MCiteBench: A Multimodal Benchmark for Generating Text with Citations
This addresses the issue of unreliable outputs in multimodal AI systems for researchers and developers, though it is incremental as it extends citation generation from text-only to multimodal scenarios.
The paper tackles the problem of hallucination in Multimodal Large Language Models by introducing MCiteBench, the first benchmark to assess their ability to generate text with citations in multimodal contexts, revealing that these models struggle to ground outputs reliably and exhibit systematic modality bias.

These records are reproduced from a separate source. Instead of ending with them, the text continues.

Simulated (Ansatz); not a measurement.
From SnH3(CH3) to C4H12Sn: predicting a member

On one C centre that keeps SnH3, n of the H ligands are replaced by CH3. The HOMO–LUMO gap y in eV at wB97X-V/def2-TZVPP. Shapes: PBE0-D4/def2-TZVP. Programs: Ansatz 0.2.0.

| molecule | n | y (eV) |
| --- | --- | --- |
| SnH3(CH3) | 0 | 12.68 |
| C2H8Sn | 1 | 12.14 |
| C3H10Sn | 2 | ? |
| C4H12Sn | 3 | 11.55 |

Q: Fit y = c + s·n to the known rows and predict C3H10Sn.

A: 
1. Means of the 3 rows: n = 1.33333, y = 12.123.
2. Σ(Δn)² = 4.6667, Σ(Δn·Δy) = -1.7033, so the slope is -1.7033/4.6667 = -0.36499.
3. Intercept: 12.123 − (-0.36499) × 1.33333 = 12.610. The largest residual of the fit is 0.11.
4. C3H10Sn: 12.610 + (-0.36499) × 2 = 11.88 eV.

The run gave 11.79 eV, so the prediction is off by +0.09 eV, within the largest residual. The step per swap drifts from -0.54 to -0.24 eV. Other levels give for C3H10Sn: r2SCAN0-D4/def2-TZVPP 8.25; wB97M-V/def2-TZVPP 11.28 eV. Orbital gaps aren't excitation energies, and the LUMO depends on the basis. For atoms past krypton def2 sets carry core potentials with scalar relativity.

Multimodal Large Language Models (MLLMs) have advanced in integrating diverse modalities but frequently suffer from hallucination. A promising solution to mitigate this issue is to generate text with citations, providing a transparent chain for verification. However, existing work primarily focuses on generating citations for text-only content, leaving the challenges of multimodal scenarios largely unexplored. In this paper, we introduce MCiteBench, the first benchmark designed to assess the ability of MLLMs to generate text with citations in multimodal contexts. Our benchmark comprises data derived from academic papers and review-rebuttal interactions, featuring diverse information sources and multimodal content. Experimental results reveal that MLLMs struggle to ground their outputs reliably when handling multimodal input. Further analysis uncovers a systematic modality bias and reveals how models internally rely on different sources when generating citations, offering insights into model behavior and guiding future directions for multimodal citation tasks.